I am a stay-at-home dad. I retired from the software biz five years ago, my wife earns the money and I raise the kids, keep the home, walk the dog, etcetera, etcetera. My life, to put it mildly, changed a bit in this transition and I won’t say it was easy. I managed it, and here we are.
The largest change, or at least the one that I have most noticed, is this: almost everything I do has ephemeral results. Sweep the floor, and 30 seconds later a kid spills sugar all over it. Wash the dishes, then cook a meal, and lo, the dishes all need to be washed again. You could argue, and I do, that the whole process is producing a long term result in the form of well-fed children who are in turn gradually evolving into older children presumably well educated and finally, one hopes, into well adjusted, interesting, adults.
This is a bit hard to see from here in the trenches. From here, it looks like I do the same tasks over and over to no permanent effect. Sometimes this is, uh, a bit of an emotional challenge.
Well, so it goes, right?
Indeed, for essentially the entirety of human history, everything any human did had this exact character. Dig roots, gather grubs, cook and eat them. Repeat. Eventually, recently, we invented agriculture, so you could plow a field and it would stay plowed until stuff began to grow but even then almost all the labor was the kind of thing I do all day.

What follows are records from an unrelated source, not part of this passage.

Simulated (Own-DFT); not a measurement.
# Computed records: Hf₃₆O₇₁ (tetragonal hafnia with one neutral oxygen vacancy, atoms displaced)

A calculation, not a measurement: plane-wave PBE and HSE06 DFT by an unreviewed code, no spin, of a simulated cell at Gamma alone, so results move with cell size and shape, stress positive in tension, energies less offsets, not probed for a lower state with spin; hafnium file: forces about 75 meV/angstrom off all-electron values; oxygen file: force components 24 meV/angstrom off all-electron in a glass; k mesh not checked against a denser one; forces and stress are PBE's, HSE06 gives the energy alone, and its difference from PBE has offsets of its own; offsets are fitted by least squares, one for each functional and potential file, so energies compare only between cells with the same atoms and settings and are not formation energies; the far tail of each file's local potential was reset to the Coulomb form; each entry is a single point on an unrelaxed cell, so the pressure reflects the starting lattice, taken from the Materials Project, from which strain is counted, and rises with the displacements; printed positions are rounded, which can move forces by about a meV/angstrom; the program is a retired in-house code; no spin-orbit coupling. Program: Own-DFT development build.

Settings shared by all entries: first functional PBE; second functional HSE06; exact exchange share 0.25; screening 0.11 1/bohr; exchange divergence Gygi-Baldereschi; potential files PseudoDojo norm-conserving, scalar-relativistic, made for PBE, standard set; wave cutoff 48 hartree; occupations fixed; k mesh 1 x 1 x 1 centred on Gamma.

Only in the most recent times have we come to the idea that normal people ought to be able to do things which last, to make marks on the world which are not erased by the incoming tide. The universality of this notion even in the west, the idea that we even ought to be able to make such marks, is, what, 100 years old? If that? In much of the world it’s still nothing like universal. There is no place in the world where the ability to make semi-permanent marks (like, say, blog posts) isn't at least a little of a privilege. I dare say there are vast swathes of humanity for whom the idea is at best a distant dream, and maybe even undreamed of.
And yet, it seems to be an in-built human yearning. Someone was drawing stick figures of animals on cave walls a really long time ago. Probably someone who had a whole great whack of people gathering roots and doing the mundane daily work of feeding everyone so Thag could go draw animals.
After that we see cultures building pyramids, or as my father liked to observe, piles. Every culture builds pyramids, because all you need is rocks and slaves. Something urged the warlords of everywhere to direct things to be piled on top of other things, which seems an odd choice considering the other more direct pleasures that could have been gotten with those same resources. Surely those same slaves could have been deployed giving backrubs, or incredible amounts of sex?
Backrubs and sex do not mark the world with anything like the permanence of a gigantic rock pile.
I feel it myself, and I think anyone reading here feels it too. That urge to make stuff, to make marks that last. In our case, mostly photographs. In my case, not enough photographs, and too many words.
My thoughts return to Michael Reichmann who made a bold play at some permanent mark, but didn't manage it. His web site remains, kinda, but it's not very interesting any more and anyways photography as something Everyone's In To is kind of petering out. His endowment and his book just kinda sank, and while the web site will no doubt putter along for a few more years, maybe even decades, it too will fade away. I sympathize, despite my distaste for the man.
Where am I going, here? Hell if I know. Partly I am just whining about the fact that so much of I do feels pointless and stupid on the bad days (not all days are bad days, I assure you). Partly I'm struggling with the fact that even the more permanent marks I make will pass away, probably much sooner than I imagine.
Is Buddhism just a set of ideas that boil down to "nothing you do will leave a mark, be happy anyways?"
I'm tryin' I'm tryin'! Settle down over there Guatama!